Many British owners of overseas holiday homes have spent the past 18 months watching their properties endure price drops, no doubt much to their discomfort.
Or at least that is the received wisdom. But research released today reveals that, instead, the weakening pound has increased rather than diminished the value of their overseas investments.
Figures from foreign exchange specialist Close Treasury show that, despite falling prices in France, Spain, Portugal and the USA, and weak price growth in Italy, the dominance of the euro and dollar have – on paper – helped increase the value of British-owned properties overseas.

A British-owned villa in Portugal which, despite local price drops, may still be worth more today than 18 months ago following recent pound/euro fluctuations
Close Treasury says the collective value of our places in the sun increased by £2.6 billion between July 2008 and December last year – during the lows of the general economic and banking crisis.

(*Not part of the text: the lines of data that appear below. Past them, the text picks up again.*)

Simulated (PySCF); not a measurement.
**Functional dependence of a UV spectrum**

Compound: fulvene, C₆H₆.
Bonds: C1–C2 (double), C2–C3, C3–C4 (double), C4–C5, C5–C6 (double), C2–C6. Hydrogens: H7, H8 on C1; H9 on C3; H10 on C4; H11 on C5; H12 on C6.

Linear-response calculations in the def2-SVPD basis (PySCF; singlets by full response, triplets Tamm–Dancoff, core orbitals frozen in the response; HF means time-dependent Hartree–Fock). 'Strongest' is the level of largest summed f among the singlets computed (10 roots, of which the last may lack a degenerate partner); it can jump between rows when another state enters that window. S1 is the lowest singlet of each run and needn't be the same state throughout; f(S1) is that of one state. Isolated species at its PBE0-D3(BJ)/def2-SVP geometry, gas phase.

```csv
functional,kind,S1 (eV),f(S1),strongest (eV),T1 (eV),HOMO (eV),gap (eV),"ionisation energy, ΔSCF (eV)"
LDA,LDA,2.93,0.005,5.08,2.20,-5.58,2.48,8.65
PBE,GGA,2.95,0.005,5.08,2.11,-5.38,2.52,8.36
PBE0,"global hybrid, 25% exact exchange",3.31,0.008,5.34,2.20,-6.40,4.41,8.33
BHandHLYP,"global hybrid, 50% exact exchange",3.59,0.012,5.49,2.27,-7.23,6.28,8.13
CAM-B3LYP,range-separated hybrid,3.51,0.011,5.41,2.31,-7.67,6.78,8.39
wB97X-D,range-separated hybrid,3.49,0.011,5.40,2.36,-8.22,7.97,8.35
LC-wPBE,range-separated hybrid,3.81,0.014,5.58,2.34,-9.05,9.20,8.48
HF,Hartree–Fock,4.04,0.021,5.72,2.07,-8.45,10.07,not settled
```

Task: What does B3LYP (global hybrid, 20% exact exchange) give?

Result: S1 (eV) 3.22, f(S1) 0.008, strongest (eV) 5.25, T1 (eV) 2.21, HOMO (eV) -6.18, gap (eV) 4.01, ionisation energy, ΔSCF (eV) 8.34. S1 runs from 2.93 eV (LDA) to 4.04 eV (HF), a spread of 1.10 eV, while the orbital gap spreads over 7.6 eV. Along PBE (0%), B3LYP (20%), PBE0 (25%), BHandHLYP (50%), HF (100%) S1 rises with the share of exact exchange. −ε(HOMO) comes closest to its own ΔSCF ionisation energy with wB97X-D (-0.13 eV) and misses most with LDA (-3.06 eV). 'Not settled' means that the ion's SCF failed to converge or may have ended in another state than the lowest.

For example, during this period prices in France dropped on average by 6.6% but because of the euro’s increased strength against the pound, British owners saw an average rise in value of £10,400 per property. Close Treasury says there are 98,000 properties in France owned by Brits.
In Spain, where some 144,500 properties are owned by British citizens, house prices fell by 8.35% between 2008 and 2009, but the euro difference gave owners a collective gain of £1.1 billion or £7,700 a property.
And even in the US, where the property market has endured the darkest days most Americans can remember, Brits saw the cash-in value of their properties in the land of the free jump by £1,750.